Programming - - By Stephen Pierzchala

Compress Web Output Using mod_gzip and Apache

Web page compression is not a new technology, but it has recently gained higher recognition in the minds of IT administrators and managers because of the rapid ROI it generates. Compression extensions exist for most of the major Web server platforms, but in this article I’ll focus on the Open Source Apache and mod_gzip solution.

GZIP-Encoding Basics

The idea behind GZIP-encoding documents is very straightforward. Take a file that is to be transmitted to a Web client, and send a compressed version of the data, rather than the raw file. Depending on the size of the file, the compressed version can run anywhere from 50% to 20% of the original file size.

In Apache, this can be achieved using Content Negotiation, which requires that two separate sets of HTML files be generated: one for clients who can handle GZIP-encoding, and one for those who can’t. This solution sends gzip-encoded files to clients who understand them, but does not allow for the compression of dynamically-generated pages.

A More Graceful Solution

A more graceful solution is the use of mod_gzip, one of the many additional modules available for Apache. I consider it one of the overlooked gems for designing a high-performance Web server. Using this module, configured file types will be compressed using GZIP-encoding after they’ve been processed by all of Apache’s other modules, and before they’re sent to the client. The compressed data that’s generated reduces the number of bytes transferred to the client, without any loss in the structure or content of the original, uncompressed document.

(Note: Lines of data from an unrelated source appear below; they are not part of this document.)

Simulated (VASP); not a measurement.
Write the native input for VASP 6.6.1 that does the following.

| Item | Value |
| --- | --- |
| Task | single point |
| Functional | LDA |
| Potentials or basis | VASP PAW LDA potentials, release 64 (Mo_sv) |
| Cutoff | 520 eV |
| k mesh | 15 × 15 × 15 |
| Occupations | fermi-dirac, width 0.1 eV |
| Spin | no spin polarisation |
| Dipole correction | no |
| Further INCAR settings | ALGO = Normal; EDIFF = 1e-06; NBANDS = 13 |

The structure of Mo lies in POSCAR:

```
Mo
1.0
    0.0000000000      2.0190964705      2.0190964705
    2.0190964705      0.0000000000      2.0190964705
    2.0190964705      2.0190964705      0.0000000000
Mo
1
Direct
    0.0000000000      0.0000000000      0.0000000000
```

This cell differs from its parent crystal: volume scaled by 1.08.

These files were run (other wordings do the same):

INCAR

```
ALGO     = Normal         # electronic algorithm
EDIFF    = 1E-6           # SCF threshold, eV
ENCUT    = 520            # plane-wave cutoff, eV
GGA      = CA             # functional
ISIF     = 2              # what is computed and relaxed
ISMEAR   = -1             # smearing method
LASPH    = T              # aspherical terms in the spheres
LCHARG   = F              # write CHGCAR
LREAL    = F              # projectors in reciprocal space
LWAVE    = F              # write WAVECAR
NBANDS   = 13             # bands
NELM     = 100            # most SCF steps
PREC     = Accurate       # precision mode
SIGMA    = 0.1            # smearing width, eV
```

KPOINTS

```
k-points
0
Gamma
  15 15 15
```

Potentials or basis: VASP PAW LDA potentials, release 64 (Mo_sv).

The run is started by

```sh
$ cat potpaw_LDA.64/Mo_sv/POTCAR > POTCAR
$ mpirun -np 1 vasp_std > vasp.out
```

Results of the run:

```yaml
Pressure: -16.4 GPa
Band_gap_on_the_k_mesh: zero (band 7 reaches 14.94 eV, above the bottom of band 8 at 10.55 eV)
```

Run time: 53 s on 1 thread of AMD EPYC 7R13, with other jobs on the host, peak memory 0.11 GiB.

mod_gzip can be compiled into Apache as either a static or dynamic module -- I've chosen to compile it as a dynamic module in my own server. The advantage of using mod_gzip is that this method doesn't require anything to be done on the client side in order to make it work. As for the server side, all the server or site administrator has to do is:
  • compile the module,
  • edit the appropriate configuration directives that were added to the httpd.conf file,
  • enable the module in the httpd.conf file, and
  • restart the server.

In less than 10 minutes, you can be serving HTML files using GZIP-encoding.

How it Works

When a request is received from a client, Apache determines if mod_gzip should be invoked by noting whether the "Accept-Encoding" HTTP request header has been sent by the client. If the client sends the header (shown below), mod_gzip will compress the output of all configured file types when they're sent to the client.

Accept-encoding: gzip

This client header announces to Apache that the client will understand files that have been GZIP-encoded. mod_gzip then processes the outgoing content and includes the following server response headers.

Content-Type: text/html 
Content-Encoding: gzip

These server response headers announce that the content returned from the server is GZIP-encoded, but that when the content is expanded by the client application, it should be treated as a standard HTML file. Not only is this successful for static HTML files, but it can also be applied to pages that contain dynamic elements, such as those produced by Server-Side Includes (SSI), PHP, and other dynamic page generation methods. You can also use it to compress your Cascading Stylesheets (CSS) and plain text files. My httpd.conf file sets the following configuration for mod_gzip:

mod_gzip_item_exclude         file       .js$ 
mod_gzip_item_exclude         mime       ^text/css$

mod_gzip_item_include         file       .html$
mod_gzip_item_include         file       .shtml$
mod_gzip_item_include         file       .php$
mod_gzip_item_include         mime       ^text/html$

mod_gzip_item_include         file       .txt$
mod_gzip_item_include         mime       ^text/plain$

mod_gzip_item_include         file       .css$
mod_gzip_item_include         mime       ^text/css$

I've had limited success compressing other file formats, mainly because Microsoft's Internet Explorer appears to examine the "Content-Type" header message before it examines the "Content-Encoding" header message. So, say you configure your server to GZIP-encode PDF files using the following mod_gzip directives:

mod_gzip_item_include         file       .pdf$ 
mod_gzip_item_include         mime       ^application/pdf$

This will work perfectly in both Mozilla and Opera, as these applications decode the GZIP-encoded content before they pass it along to the PDF reader (most people use Adobe Acrobat Reader).

However, Internet Explorer simply passes the GZIP-encoded content directly to the PDF reader. Once this issue is rectified in the MSIE code, you are likely to see a lot more Web servers serving a broader range of GZIP-encoded content.

Bandwidth Savings

As you can see, GZIP-encoded documents can produce substantial savings in bandwidth usage: 
Uncompressed File Size:  3122 bytes
Compressed File Size:  1578 bytes  
Uncompressed File Size:  56279 bytes  
Compressed File Size:  16286 bytes

As a server administrator, you may be concerned that mod_gzip will place a heavy burden on your systems as they compress files on the fly. I'd like to point out that this does not seem to concern the administrators of Slashdot, one of the busiest Web servers on the Internet, who use mod_gzip in their very high-traffic environment.

The mod_gzip project page is located at SourceForge. Try it out for yourself.